Cash Management · March 29, 2024

Managing Cash Flow During Business Expansion

As a business owner, you've steered your company to success, and you've decided it's time to expand. Now, the question is: How can you keep cash flow stable along the way?

Whether you're looking to add equipment, branch out into new markets or open a new location, there are always additional costs associated with business expansion, underscoring the importance of managing cash flow.


Cash flow is key to growing a business

Strong cash flow management is essential at every stage, but becomes even more critical during business expansion. The fact is many entrepreneurs will experience increased cash outlays as they explore how to grow their business—even if they're funding that growth with a business expansion loan. Over time, new revenue generated from this growth should cover extra costs. But in the short term, you'll need to rely on operating cash to cover your expenses.

Looking for ways to optimize your cash flow should be one of your first steps in developing a growth strategy. It's also important to consider how the current business and economic climate might affect both your cash flow and your business expansion plans.

According to Matt Ribbens, Senior Director of Treasury Product Payments at First Citizens, your cash flow may be more affected by interest rates now versus a few years ago. "We're in a rate environment where managing cash is even more critical," he says. "Days payable outstanding, days sales outstanding and inventory turn are things that, if managed more closely, may allow you to free up some capital in the process."

Accelerating cash flow

When you're looking into growth strategies, talking to a banker about cash management tools that can help you accelerate cash flow is a great first step. Ribbens explains that banks have numerous ways to help business owners optimize their operating cycle to better manage cash flow. These include products that may help you accelerate receivables and create more flexibility in meeting short- and long-term obligations.
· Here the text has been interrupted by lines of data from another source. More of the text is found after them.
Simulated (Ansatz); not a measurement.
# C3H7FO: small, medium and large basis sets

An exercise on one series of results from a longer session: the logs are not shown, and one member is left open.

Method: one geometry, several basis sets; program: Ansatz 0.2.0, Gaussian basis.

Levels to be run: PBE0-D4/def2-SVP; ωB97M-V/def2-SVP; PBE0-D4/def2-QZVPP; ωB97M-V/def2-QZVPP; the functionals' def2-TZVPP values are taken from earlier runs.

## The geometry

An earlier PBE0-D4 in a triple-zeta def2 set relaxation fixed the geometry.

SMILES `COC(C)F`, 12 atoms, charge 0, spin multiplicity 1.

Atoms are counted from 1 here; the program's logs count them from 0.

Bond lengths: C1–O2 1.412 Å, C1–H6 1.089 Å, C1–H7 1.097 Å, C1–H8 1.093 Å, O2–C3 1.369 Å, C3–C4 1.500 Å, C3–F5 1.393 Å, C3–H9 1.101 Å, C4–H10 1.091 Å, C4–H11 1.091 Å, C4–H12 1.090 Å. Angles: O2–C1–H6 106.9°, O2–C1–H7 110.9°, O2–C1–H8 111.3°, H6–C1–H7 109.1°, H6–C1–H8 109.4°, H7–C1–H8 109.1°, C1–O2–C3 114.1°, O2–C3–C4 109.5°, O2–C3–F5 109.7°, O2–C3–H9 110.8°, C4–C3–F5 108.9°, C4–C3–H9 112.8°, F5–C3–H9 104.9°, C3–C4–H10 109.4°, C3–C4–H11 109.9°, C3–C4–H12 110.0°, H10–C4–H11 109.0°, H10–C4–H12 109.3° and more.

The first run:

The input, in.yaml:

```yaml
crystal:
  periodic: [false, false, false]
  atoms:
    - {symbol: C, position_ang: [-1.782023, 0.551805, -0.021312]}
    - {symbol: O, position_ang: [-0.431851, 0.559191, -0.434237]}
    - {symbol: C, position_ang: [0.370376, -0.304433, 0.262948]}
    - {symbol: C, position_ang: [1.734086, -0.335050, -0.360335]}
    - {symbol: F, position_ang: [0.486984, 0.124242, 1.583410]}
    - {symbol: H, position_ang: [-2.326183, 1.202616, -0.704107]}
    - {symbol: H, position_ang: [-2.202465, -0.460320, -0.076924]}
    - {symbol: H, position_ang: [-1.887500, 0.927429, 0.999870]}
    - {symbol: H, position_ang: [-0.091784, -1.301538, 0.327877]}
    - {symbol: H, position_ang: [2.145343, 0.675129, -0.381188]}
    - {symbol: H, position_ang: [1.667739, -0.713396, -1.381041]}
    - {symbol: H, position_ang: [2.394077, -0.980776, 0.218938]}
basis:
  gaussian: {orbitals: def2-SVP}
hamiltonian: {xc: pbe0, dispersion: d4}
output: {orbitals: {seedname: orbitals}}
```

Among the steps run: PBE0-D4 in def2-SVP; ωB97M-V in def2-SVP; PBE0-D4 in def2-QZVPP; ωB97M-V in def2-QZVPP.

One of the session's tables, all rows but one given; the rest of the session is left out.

While your banker's recommendations may vary based on the size and nature of your business, these tools can help you streamline payment processing and accelerate access to cash as you work to grow your business.

Merchant services

There are many options for payment processing—from online payment services like PayPal to third-party processors. However, rather than attempting to reconcile payments across multiple platforms, consider consolidating these services through your bank's merchant services team. This can make it easier to view transactions in real time, analyze cash flow and identify potential shortfalls, which can be especially helpful as your cash outlays increase during periods of business expansion.

Digitized receivables

When it's more convenient to make payments to your business, your customers are more likely to pay on time. An electronic bill presentment and payment system enhances the customer experience by allowing them to receive digital invoices and pay bills online. Allowing your customers to pay via credit card or send ACH payments helps you get your money faster while also allowing you to reduce your paper, printing and mailing costs.

Lockbox services

With a lockbox service, you direct customers to send their payments to a designated address where the bank collects and processes the payments on behalf of your business. There are many benefits to using a lockbox—from reducing in-house processing costs to offering faster turnarounds. Ribbens explains that a lockbox service can be a particularly good option for businesses that receive a high volume of checks.

Remote deposit capture

Remote deposit capture may also help you get funds into your account more quickly. This service enables you to make deposits from your office by using a desktop scanner to capture check images. In addition to improving deposit time, this method also enhances security and accuracy.

Taking a strategic approach to payables

Once you have a solution for expediting your inputs, you'll need to take a prudent approach to deploying that cash efficiently. After all, the longer you're able to hold on to cash, the more time it has to earn interest in your bank account.

Ribbens says a company may obtain benefits from better managing its payables in the following ways.

Keep cash on hand as long as possible

Paying vendors on time is essential, but paying too early may unintentionally impact your cash flow. Companies that wish to keep cash on hand longer may opt to send payments using a technology like ACH payments, which can offer same-day settlement. This allows business owners to keep their cash on hand for longer.

"If you negotiated an invoice to be a 60-day payment, you could pay at night on the 60th day and technically be within the bounds of your negotiated terms," Ribbens says. "You'll earn additional interest on your money if you wait to pay until the latest possible moment."

Or pay early—if there's a benefit

While keeping cash on hand longer is often a smart approach—particularly during periods of business expansion—Ribbens also urges businesses to keep an eye out for vendor discounts. It's not uncommon for suppliers to offer discounts for paying invoices in full within a designated timeframe. After all, for a large payment of $100,000, even just a 1% discount translates to a business savings of $1,000.

The bottom line

No matter the size of your company, continued success often depends on growth. "I think every business should be thinking about growth," Ribbens says. "Relative to what their market looks like and what the competition looks like, even a startup shouldn't be satisfied with the first deal. They should always be looking for opportunities to expand."

Taking steps to optimize your business operating cycle and better manage your cash flow may help you fund that growth—and ensure that it's sustainable.

The information provided should not be considered as tax or legal advice. Please consult with your tax advisor.